Movies Don't Get the Picture When It Comes to Gambling

Share this: Email | Facebook | X

The addict is trying to explain to his girlfriend why poker isn't gambling.

"Why do you think the same five guys make it to the final table of the World Series of Poker every year?" he says. "What, are they the luckiest guys in Las Vegas?"

These are the lines of Mike McDermott, played by Matt Damon, in "Rounders," a feel-good movie about a guy who drops out of law school and splits with his smart, charming and easy-on-the-eyes girlfriend to pursue a career playing poker.

McDermott is either mistaken or lying.

During the past 20 years, including the 10 before the release of the movie, only two people made it to the final table at the World Series of Poker in consecutive years.

Most addicts need an enabler. McDermott's is Hollywood.

The recently released "21," the mostly true story of Massachusetts Institute of Technology students who took the casinos for millions, joins a short stack of movies such as "Rounders" that turn games of chance into games of skill and focus their cameras exclusively on the winners.

Put another way: You don't see movies about a guy spending his kids' meal money on scratch tickets.

Hollywood used to sell alcohol this way.

Foster Brooks made a career of acting drunk, and Dudley Moore played the title character in "Arthur" with boozy enthusiasm.

But somewhere in the mid-1980s, people stopped thinking of alcoholism as a funny little character quirk, and those kinds of movies died.

The contrast with gambling is marked. Casino gambling reaches into 31 states and pulls in an estimated $6.7 billion.

Commercials create an image of sexy, glamorous fun despite the increased divorce, suicide and crime rates among problem gamblers.

Somewhere in our brains we know that all those spectacular towers would not exist if the casinos were losing money, but Hollywood encourages us to miss this point.

The few movies that bother to focus on those who lose money are usually comedies.

We are given Julie Haggerty, as Linda Howard, screaming "Twenty-two, twenty-two, come on back to me!" in "Lost in America," or Jon Favreau as Mike Peters doubling down with $100 in "Swingers."

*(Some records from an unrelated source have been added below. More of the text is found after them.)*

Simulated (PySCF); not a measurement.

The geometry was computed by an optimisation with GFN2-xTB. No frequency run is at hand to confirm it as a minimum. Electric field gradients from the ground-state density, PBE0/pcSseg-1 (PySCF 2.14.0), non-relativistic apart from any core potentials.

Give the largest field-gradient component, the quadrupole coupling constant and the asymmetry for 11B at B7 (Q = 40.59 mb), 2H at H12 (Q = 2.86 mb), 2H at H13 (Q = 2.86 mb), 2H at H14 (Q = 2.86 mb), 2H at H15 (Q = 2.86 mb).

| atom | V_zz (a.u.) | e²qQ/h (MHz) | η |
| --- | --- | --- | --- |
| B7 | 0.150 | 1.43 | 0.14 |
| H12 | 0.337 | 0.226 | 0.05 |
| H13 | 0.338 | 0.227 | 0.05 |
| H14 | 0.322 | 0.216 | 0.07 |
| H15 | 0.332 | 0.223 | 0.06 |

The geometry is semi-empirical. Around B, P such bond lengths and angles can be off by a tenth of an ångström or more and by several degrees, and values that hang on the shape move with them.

Much more often, we are given the gambler as a sort of mythic creature who removes risk from these games of chance through special ability and force of will.

James Bond plays Texas Hold 'Em in "Casino Royale" as if it's a contest of morality.

This is actually an improvement from the old days, when he played baccarat as if it were a game of skill.

McDermott has a superhuman ability when it comes to poker. He can read hands in a matter of seconds. He can read people faster than Sherlock Holmes.

If only we had the same ability, the movie argues, we would be able to take money off the pigeons who flock to casinos to play poker.

The movie ignores the stubborn truth that three-of-a-kind beats two pair no matter who has the cards, which is why no one has won the World Series of Poker twice in the last 20 years.

Meanwhile, in a real game of skill, Tiger Woods has won 12 major championships.

The idea of superhuman gambling prowess is taken to extremes in "Rain Man," where Raymond Babbitt, played by Dustin Hoffman, is able to read through a six-deck shoe in a matter of seconds.

Not only does this misrepresent how one goes about counting cards, it also makes card counting seem more difficult than it is.

Card-counting is a real ability that takes practice and discipline, but done perfectly, it gives the player about a 1 percent advantage over the house.

There are more complex systems that offer bigger advantages, but they are harder to execute. In order to make this advantage pay off, one needs a disciplined mind and a bankroll fat enough to withstand the inevitable moments when chance is against you.

Few people have both.

This is why the casinos allowed the producers to shoot "21" in their casinos.

The MIT students were bankrolled and used elaborate schemes, such as fake identities and disguises, to avoid the suspicion of pit bosses and casino detectives. When the casinos finally did catch on, the students were banned.

This is legal because the casinos are privately owned, and "card counter" is not a protected class, such as blacks or women.

Most of us did not go to MIT, and yet gambling movies call to us to say all that is standing between us and riches is our ability and our nerve.

"Money won is twice as sweet as money earned," Fast Eddie Felson says in "The Color of Money."

We nod our heads and overlook the mathematics. If Felson is winning money, someone else is losing it.